Businesses suffer as obtaining construction permit now takes longer


AfricaPress-Kenya: A raft of regulations that target manufacturers in the country might be muffling development of small and medium enterprises, Kenya Association of Manufacturers (KAM) believes.

Overt bureaucracy, the lobby for manufacturers observes, is not helping as many entrepreneurs find themselves pushed out of business.

“Procedures required to obtain a construction permit increased from nine to 16 because of new requirements to submit a survey plan and register the project with the National Construction Authority,” says KAM Chief Executive Phylis Wakiaga.

“The time required to obtain a construction permit increased by over 25 per cent from 125 days (2014) to 159 days (2020).”

Overlapping charges, which see some manufacturers pay more than twice for the same service to different authorities, has significantly increased the cost of doing business. This, in turn, means that a significant cost is passed onto the consumer.

“There are various overlapping charges and levies by various quasi institutions. Some of these are water and sewerage services, effluent discharge, movement of goods taxes and levies at the national and county levels, dust measurements, noise survey, among others,” says Ms Wakiaga.

“Review and alignment of overlapping mandates and roles will reduce the cost of doing business for the manufacturing sector by 28.9 per cent.

The manufacturer’s lobby also feels that the regulations that are in place to control inter-county distribution is punitive and derails the country’s bid at achieving its economic potential.

“Movement of goods across counties is exorbitantly regulated. Distribution licenses are expensive, vary across counties and are mandatory before goods are allowed to transit,” reads the KAM Regulatory Audit Survey of 2020.

“This contravenes Article 209 (5) of the constitution which requires that taxation and other revenue-raising powers of a county shall not be exercised in a way that prejudices national economic policies, economic activities across county boundaries or the national mobility of goods, services, capital or labour.”

The processes of business and property registration has been regarded as a hindrance to many Kenyans who want to, and are capable of, owning property. “On average, starting a company requires seven procedures, takes 23 days and costs 20 per cent of Kenya’s income per capita. The process is less efficient compared with the global Doing Business 2019 average,” KAM says.
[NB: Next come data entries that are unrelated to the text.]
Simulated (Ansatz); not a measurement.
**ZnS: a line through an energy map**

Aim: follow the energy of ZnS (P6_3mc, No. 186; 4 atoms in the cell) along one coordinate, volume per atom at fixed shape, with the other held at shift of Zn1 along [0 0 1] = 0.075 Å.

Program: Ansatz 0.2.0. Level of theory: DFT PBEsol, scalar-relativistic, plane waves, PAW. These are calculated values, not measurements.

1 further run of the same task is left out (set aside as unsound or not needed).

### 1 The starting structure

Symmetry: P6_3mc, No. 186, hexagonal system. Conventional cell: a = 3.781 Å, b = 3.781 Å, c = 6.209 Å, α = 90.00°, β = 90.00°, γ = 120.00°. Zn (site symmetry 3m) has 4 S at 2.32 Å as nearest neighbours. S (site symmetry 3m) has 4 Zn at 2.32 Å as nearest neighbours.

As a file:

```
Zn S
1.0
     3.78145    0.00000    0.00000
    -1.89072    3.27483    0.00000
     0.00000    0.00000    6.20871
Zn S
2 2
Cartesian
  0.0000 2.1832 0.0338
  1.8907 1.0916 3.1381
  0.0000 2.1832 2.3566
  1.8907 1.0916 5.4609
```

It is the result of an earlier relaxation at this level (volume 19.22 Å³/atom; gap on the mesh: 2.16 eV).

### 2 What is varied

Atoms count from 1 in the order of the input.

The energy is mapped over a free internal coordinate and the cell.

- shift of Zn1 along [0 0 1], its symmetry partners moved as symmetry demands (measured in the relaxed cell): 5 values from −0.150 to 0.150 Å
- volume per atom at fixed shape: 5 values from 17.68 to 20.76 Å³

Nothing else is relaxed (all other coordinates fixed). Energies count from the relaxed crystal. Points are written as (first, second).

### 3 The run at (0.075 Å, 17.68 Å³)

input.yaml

Construction is even more bureaucratic.

“Dealing with construction permits requires 17 procedures, takes 108 days and costs 3.8 per cent of the warehouse value, on average, about two (2) months faster than the average for Sub-Saharan Africa (162 days). However, the number of procedures is three times the global average measured by Doing Business. The number of steps ranges from 14 in Kiambu (Thika) to 18 in Isiolo, Kakamega and Machakos,” the survey notes.

“The time to deal with construction permits varies from 72 days in Busia (Malaba) to more than twice as long in Kiambu (Thika) and Nairobi.”

Registering property takes on average nine procedures, 58 days and costs 6.54 per cent of property value, KAM says. The cost is in par with South Africa and lower than in Mauritius or the regional average for Sub-Saharan Africa.

Across Kenya, property registration requires three times as many procedures as in Rwanda and requires about the same number of days as in Sub-Saharan Africa (57.5 days) which is nearly five times the time required in Botswana (12 days).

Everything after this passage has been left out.